Donna Missal’s latest EP, in the mirror, in the night, is a short, sweet and sensitive exploration of love, lust and vulnerability.
Taking the listener on a journey to every corner of her mind, Donna Missal delves into her rawest moments and deepest thoughts through hazy vocals paired with frank lyricism. Moreover, each track acts like its own individual world: covering numerous themes from multiple angles, allowing the humanity and imperfections of the release and the artist to shine through.
The opening track, Butterfly, is best described as effortless. The swirling guitar texture modulates seamlessly through layers of colourful harmony, all laying the foundations for an intimate, electronically altered voice; accompanied by rich, yet silky vocal harmonies. This intimacy is further emphasised by the intense lyricism, laden with both longing and resistance (“I want you out of my head […] Your butterfly effect is drawing me in”). This adds a sinister tone to this otherwise dreamy soundscape.
Skin is a complete contrast to Butterfly, with the bassy texture accompanying lyricism that conveys both the lustful and anxiety-ridden sides of relationships. Donna Missal ponders her former lovers, asking questions that highlight manipulative behaviour such as “Did you need my attention for your own validation?… “And I know you’re not stupid/Wonder what your excuse is?”. While Donna Missal conveys a sense of strength in challenging these behaviours, there is always acknowledgement of the lasting sense of vulnerability they can leave behind, as she admits that despite these challenges “You’re under my skin”.
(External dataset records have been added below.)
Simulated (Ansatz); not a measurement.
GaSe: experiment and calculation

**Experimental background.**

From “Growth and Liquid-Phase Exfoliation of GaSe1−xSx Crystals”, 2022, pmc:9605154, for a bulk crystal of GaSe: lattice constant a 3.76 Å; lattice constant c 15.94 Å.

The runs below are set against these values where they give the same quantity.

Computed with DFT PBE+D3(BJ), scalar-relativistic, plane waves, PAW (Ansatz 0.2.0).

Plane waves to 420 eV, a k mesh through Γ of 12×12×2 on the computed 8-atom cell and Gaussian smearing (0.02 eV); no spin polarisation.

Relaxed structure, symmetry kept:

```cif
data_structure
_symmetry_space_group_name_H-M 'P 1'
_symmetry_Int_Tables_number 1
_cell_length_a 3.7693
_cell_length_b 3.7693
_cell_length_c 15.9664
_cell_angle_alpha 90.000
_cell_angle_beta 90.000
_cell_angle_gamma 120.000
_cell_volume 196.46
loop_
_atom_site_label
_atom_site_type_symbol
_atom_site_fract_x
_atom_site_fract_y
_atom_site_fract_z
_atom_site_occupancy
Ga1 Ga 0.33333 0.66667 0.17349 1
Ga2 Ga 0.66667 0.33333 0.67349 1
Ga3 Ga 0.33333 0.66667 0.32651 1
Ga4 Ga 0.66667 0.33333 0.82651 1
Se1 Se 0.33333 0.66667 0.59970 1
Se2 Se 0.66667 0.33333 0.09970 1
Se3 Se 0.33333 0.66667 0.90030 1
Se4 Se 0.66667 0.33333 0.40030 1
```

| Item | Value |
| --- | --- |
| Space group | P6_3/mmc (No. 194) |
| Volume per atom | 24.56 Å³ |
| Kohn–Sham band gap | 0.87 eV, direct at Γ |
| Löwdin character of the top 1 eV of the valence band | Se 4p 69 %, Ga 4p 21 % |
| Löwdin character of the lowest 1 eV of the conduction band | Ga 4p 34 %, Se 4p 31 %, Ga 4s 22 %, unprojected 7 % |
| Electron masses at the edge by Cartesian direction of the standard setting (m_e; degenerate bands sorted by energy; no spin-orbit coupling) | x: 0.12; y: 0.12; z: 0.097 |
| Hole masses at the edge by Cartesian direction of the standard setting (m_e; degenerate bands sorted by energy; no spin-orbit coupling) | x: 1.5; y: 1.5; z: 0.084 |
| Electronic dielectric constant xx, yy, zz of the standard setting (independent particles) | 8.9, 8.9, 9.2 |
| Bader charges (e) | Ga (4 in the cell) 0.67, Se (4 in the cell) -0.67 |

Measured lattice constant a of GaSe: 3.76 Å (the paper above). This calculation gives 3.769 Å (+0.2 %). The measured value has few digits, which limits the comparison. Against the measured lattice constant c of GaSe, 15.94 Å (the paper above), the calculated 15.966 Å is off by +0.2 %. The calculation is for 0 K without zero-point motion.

The two middling tracks, Insecure and To Me, offer contrasting yet complementary sound worlds. Insecure places the voice at the forefront with a softness and intimacy that comes naturally from the low tessitura. Despite this, the faster BPM and detailed texture, with dry and wet acoustic elements peppered across the production, provides a sense of energy. To Me enters an almost drum and bass/garage realm, as the slow and winding vocal, inflected with autotune and tastefully blurred diction, contrasts against the ethereal EDM production.
The final track, Sex Is Good, offers an even more honest and blunt reflection on relationships that Skin. Donna Missal uses sparse textures and layered vocal harmonies to emphasise her frank lyricism (“Sex is good but have you ever tried fucking with yourself? […] Sex is good until you’re done and onto the next one”). This allows the humanity of this song to shine through, even with frequent electronic vocal manipulation.